The absolute necessity of onion skinning


One of the most frustrating things about CG animation tools is that--proprietary tools I may be unaware of aside--basically no one has reasonable onion skinning. This is something the CG animation world as a whole has kind of brushed off, but I think it’s critical. We need onion skinning tools--good ones. And we don’t have them.

First, another note about nomenclature! I’ve encountered animators and TDs who have no idea what I’m talking about when I use the term “onion skinning,” which is understandable because it’s a weird phrase. It refers to the fact that the skin of an onion is semitransparent, but since no one has ever (to my knowledge) animated by drawing on onions, we should really call it “tracing paper.”. Some people call it “ghosting,” although I generally avoid that because it’s easy to confuse it with Maya’s “ghosting”, which is kind of an attempt at onion skinning that isn't usable in many real-world contexts (although I do like the implication that whenever we scrub the timeline we are murdering character poses, leaving only their wailing ghosts behind until, as the play head advances, they too are snuffed out forever).

After using even halfway-useful onion skinning tools, animating pose-to-pose without onion skinning feels like animating blind, with one hand tied behind my back. You can’t see what other poses look like while you work--all you can do is flip back and forth between poses and rely on a “mental frame buffer” to give you a vague sense of what they looked like. It’s hard to overstate just how much harder this is then it has to be.

So much of what makes character animation look good comes not just from the poses the character assumes on screen, but also the shapes it describes as it moves. Great drawn animators are absolute masters of this. Take a look at this bit from The Jungle Book:

Ka’s coils look good on any given frame, but also describe a complex, interrelated set of interesting temporal arcs as they move and flow over each other. It’s fantastically complicated if you trace any given section, and yet unifies into a coherent, meaningful performance when viewed. (I don’t know who animated it, but I’m guessing either Milt Kahl or Frank Thomas--people who are greater Nine Old Men geeks then I am can probably correct me about that).

Or take a look at this bit of animation from Tarzan:

His motion describes a bunch of interesting arcs as he moves.


These arcs don’t track some specific part of the character, but rather the arcs that its shape makes on screen. This is a big problem with the motion trail method of visualizing character motion. Sure, it’s a lot better then the graph editor (which tells you very little about the character’s arcs as they will be perceived by the audience), but it’s an incomplete way of visualizing character motion.

Here's another bit from The Jungle Book. I’ve tried to overlay what a motion trail tracking his hand would show, as if the drawings had a wrist control the way a CG character would.
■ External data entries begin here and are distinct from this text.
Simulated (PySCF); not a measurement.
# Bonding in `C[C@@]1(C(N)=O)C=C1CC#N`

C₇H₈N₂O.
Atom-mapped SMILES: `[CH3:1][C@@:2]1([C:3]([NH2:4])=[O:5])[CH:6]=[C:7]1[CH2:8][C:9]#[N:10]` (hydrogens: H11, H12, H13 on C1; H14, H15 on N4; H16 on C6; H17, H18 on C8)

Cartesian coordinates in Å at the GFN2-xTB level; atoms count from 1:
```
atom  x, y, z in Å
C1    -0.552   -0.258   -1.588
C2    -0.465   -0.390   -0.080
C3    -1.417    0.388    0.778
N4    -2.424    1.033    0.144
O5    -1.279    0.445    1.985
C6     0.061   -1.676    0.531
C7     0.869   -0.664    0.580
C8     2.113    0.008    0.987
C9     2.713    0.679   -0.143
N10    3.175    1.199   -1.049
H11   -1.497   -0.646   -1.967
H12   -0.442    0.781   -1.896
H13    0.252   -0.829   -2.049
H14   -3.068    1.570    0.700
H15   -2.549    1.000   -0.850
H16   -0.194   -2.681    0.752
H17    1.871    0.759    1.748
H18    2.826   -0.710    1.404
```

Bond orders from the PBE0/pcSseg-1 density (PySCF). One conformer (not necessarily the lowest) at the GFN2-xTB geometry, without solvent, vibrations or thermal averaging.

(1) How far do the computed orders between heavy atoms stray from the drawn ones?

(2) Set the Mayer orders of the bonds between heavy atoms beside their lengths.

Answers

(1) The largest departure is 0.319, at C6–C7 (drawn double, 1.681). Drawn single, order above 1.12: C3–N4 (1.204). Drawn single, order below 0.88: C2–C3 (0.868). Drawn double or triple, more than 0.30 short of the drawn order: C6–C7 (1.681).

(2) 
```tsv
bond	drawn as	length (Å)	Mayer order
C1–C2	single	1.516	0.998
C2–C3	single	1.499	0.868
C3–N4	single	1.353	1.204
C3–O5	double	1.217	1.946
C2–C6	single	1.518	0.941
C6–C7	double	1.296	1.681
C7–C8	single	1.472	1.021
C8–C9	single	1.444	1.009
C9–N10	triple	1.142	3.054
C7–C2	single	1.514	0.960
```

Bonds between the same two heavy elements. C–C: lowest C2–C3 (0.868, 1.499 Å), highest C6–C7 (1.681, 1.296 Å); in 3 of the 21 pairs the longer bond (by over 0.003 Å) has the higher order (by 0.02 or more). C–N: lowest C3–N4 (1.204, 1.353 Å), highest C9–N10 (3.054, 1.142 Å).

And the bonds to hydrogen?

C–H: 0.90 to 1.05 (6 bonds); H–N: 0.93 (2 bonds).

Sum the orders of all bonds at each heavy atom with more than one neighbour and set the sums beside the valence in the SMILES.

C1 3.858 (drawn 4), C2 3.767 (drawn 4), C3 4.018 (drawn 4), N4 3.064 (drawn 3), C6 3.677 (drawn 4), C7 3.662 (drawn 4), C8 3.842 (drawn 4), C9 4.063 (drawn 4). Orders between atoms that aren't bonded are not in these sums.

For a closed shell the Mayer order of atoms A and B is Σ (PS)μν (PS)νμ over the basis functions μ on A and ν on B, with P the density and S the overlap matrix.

The results are all kinds of weird and jittery, and the little hook-arc at the end doesn’t make sense as an arc at all. But the motion looks perfectly smooth when viewed. I think that’s because what your eyes are perceiving isn’t really the position of the “wrist joint,” it’s the overall shape of the hand and arm. If we think of the arc as being based on that shape, where the “point” it tracks can shift around based on what’s leading the motion and where the silhouette is, we end up with something more like this:

Being able to see superimposed poses gives you a much fuller picture of how your animation will actually be perceived then any other method, and it lets you make accurate judgements about arcs while you pose, instead of requiring constant scrubbing and mental gymnastics.

Onion skinning has become such an essential part of my workflow that animating without it seems like insanity, but of course that’s exactly how 99% of CG animation is done. That's not surprising--writing an effective onion skinning tool for Maya turns out to be pretty difficult, and I'm not aware of any CG animation package has ever been released with onion skinning as a core feature (Digital Fish's late, lamented Reflex would have, if it had ever been released). Brian Kendall wrote an onion skin tool for Maya at Anzovin Studio, and it was a godsend for my animation workflow, but it was still an incomplete solution. What it did was to hardware render a frame to disk whenever you altered a pose, then display those frames over your viewport when you changed to a different pose.

This approach has a serious flaw--since it’s displaying frames rendered on other poses, it can’t handle camera movement. Any time there was a significant camera move in The New Pioneers, I’d have to create a number of cameras that did not move along the path of the camera to see onion skins from. That’s not an insurmountable problem, but it does make the workflow clunky.

The tool was written for default viewport, and has since been retired as VP2 has become the standard for Maya. Christoph Lendenfeld has developed an open source onion skin tool that works on similar principles, but takes advantage of VP2. However, it also suffers from the same problems.

The central issue is that you need some way to store the other poses you wish to display as onion skins, and storing them as images has inherent downsides. In some ways, storing them as meshes makes a lot more sense, but presents other problems. Maya does not provide any way to render a mesh as a true overlay on the rest of the scene. Sure, you can make a mesh semitransparent, but doing so will reveal internal geometry and intersections, plus it will intersect with the rigged mesh itself--not very useful for onion skinning purposes.

One way around this is to write your own shape drawing in VP2, but this opens a bit of a can of worms--drawing your own shapes in VP2 introduces complexities that I'd rather not deal with. There are also a variety of potential ways around this with shaders in VP2, though. Kostas Gialitakis, one of the few people around with a solid understanding of ShaderFX, made a shader for me that uses multiple render passes to generate toon outlines that are then pushed up to the camera in Z-depth so that they render on top of everything else in the scene. This is what I’m using to do onion skinning right now, and it works very well and handles camera movement perfectly.

This also displays a more advanced version of the system overall, including switching between different rig modes. Note that when I edit a pose, I don't have to edit it on it's first frame--this is a system that, at least in terms of the face it presents to the animator, is truly pose rather then keyframe centric, and you can edit a pose on any of the frames of it's duration without creating a new key.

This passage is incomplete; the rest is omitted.